The present invention relates to crystallization of ferroelectric thin films. More particularly, the present invention relates to a laser-based method for crystallization of ferroelectric thin films at low temperature and system therefor and their application in tunable microwave devices.

BACKGROUND OF THE INVENTION
Laser annealing or localized heating by a laser is well studied for the silicon in the 1980s to make thin film transistor-liquid crystal displays at low temperatures [Khaibulin et al, Baeri et al]. However, this technique was found to be suitable and useful for some ferroelectric thin films like lead zirconate titanate (PZT). In general, high temperature crystallized ferroelectric thin films carried out at a temperature more than 600oC show the best functional properties like tunability and high dielectric constant [Kim et al, Muralt et al]. The integration of ferroelectric thin films onto polymers/IC’s requires crystallization at lower temperatures like 300oC [Fedder et al]. In this process, lasers act as a heat source (photothermal effects) and its intense and directed energy can induce lattice mending due to the absorption of photons [Bauerle et al]. Heating through laser is localized to the surface layer, which reduces the film-substrate interfacial interaction that usually occurs at a higher temperature, resulting in improved electrical properties.
To integrate BST thin film directly into system-on-chip (SoC), it is necessary to process the BST film below 350oC and based on previous studies laser annealing was found to be the best process. Many reports are available on the laser annealing on lead-based thin films, which are investigated for their ferroelectric and piezoelectric properties [Zhu et al and Rajashekhar et al].
Queralto et al. used a Nd:YAG laser (266 nm) for the annealing of BST thin films and explained it based on the photon energy of the laser and the bond energy for the Ba-O, Sr-O and Ti-O bonds. Kang et al reported high dielectric constant and low loss with low leakage current density for the laser annealed BST thin films at 300oC. Out of several drawbacks, crack formation and lack of full crystallization are the major problems associated with the laser annealing of ferroelectric thin films. Haldar et al. used a Kr-F excimer laser to crystallize chemical solution deposited BST thin films with a substrate temperature of 25-250oC and energy density of 100 mJ/cm2. Microstructural investigation shows reduced cracks for the laser annealed BST thin films. Baldus et al. has done a series of experiments on laser annealing for the BST system by changing the number of pulses and laser energy density to prevent the crack, which appears due to thermal stress. The PZT thin films were partially crystallized (120 nm of 600 nm) using a KrF excimer laser and to increase the penetration depth of the laser, longer laser wavelengths (Ar laser, 488 nm) were used, Lu et Al. In the recent report published by Queralto et al. BST8 thin films (BST/LNO/SiO2/Si) were crystallized with a Kr-F excimer laser in an oxygen ambient at fluences ranging from 50 to 75 mJ/cm2 at a substrate temperature of 500oC with full crystallization of thin films of 40 nm thickness. However, 160 nm thick films showed the crystallization only up to 70 nm due to the large temperature difference between the film surface and interface.
Therefore, there is a need of a technology that enables fabrication of thin films at low temperatures i.e. at 300oC which are usually obtained at 700oC.

OBJECT OF THE INVENTION
The main object of the present invention is to provide full vertical crystallization of thin films, layer-by-layer deposition of the film and laser annealing at low processing temperature after each stage of deposition.
Another object of the present invention is to provide a system for crystallization of thin films at low temperature i.e. at 300ºC which are usually obtained at 700ºC.

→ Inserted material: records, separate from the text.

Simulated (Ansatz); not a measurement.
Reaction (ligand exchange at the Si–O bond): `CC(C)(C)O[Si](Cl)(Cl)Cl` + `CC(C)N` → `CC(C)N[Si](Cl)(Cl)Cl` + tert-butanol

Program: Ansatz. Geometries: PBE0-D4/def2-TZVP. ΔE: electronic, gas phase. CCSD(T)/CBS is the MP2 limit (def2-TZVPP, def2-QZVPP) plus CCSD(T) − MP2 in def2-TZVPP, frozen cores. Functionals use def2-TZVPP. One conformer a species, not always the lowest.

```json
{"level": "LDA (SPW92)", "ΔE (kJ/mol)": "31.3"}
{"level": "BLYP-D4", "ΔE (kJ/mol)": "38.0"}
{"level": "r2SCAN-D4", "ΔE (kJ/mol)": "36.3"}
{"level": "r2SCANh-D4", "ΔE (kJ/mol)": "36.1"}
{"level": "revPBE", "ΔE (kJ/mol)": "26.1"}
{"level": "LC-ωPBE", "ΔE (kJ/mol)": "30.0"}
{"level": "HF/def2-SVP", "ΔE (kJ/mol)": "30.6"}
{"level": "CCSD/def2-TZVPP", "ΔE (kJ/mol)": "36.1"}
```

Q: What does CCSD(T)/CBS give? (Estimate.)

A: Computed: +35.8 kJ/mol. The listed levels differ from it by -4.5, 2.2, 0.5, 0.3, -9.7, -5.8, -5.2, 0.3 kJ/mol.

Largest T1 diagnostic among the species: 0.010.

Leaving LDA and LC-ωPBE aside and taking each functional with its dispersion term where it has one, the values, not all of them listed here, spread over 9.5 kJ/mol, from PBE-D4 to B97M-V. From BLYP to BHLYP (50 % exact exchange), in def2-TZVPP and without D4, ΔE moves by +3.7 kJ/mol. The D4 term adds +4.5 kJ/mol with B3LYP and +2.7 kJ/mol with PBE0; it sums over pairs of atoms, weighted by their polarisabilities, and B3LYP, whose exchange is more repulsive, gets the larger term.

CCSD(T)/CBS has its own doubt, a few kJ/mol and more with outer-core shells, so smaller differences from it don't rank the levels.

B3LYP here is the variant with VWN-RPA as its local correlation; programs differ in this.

Yet another object of the present invention is to provide BST5 films deposited on amorphous fused silica and platinized silicon Pt/Si (111) and double-side polished platinum coated silicon (PCS) substrates by pulsed laser deposition.
Still another object of the present invention is to fabricate lead free barium strontium titanate (BST) ferroelectric thin film based tunable devices at relatively low temperatures.

SUMMARY OF THE INVENTION
The present invention provides a method for full vertical crystallization of ferroelectric thin films over a substrate at a low temperature and a system therefor.
In an embodiment, the present invention provides a method for crystallization of ferroelectric thin film comprising the steps of placing a target material for deposition and a substrate for laser annealing and focusing a pulsed laser beam inside the vacuum chamber to strike on the target material for layer wise deposition of amorphous thin film and annealing the deposited layer by irradiating excimer laser from a light emitting unit to said light emitting unit and repeating the focussing of pulsed laser beam for layer deposition and annealing the layer to obtain the ferroelectric thin film of desired thickness. Said ferroelectric thin film is crystalline and is useful in fabricating tunable microwave devices.
In another embodiment, the present invention provides a system for crystallization of ferroelectric thin film comprises of a vacuum chamber, a pump for creating vacuum in said chamber, a target placed at a position in the chamber, a laser emitting source for emitting excimer laser at said thin film deposited from target material for crystallization, a mirror for concentrating said laser on target unit; and a heating unit for maintaining temperature of said vacuum chamber at predefined value during crystallization.
Here, the target material includes but is not limited to barium strontium titanate (BST). A layer of target material is first deposited and then annealed by irradiating predefined amount of Kr-F excimer laser of predefined wavelength at a predefined temperature. The layer wise deposition and annealing continues till a vertically crystallized ferroelectric thin film of predefined thickness is obtained.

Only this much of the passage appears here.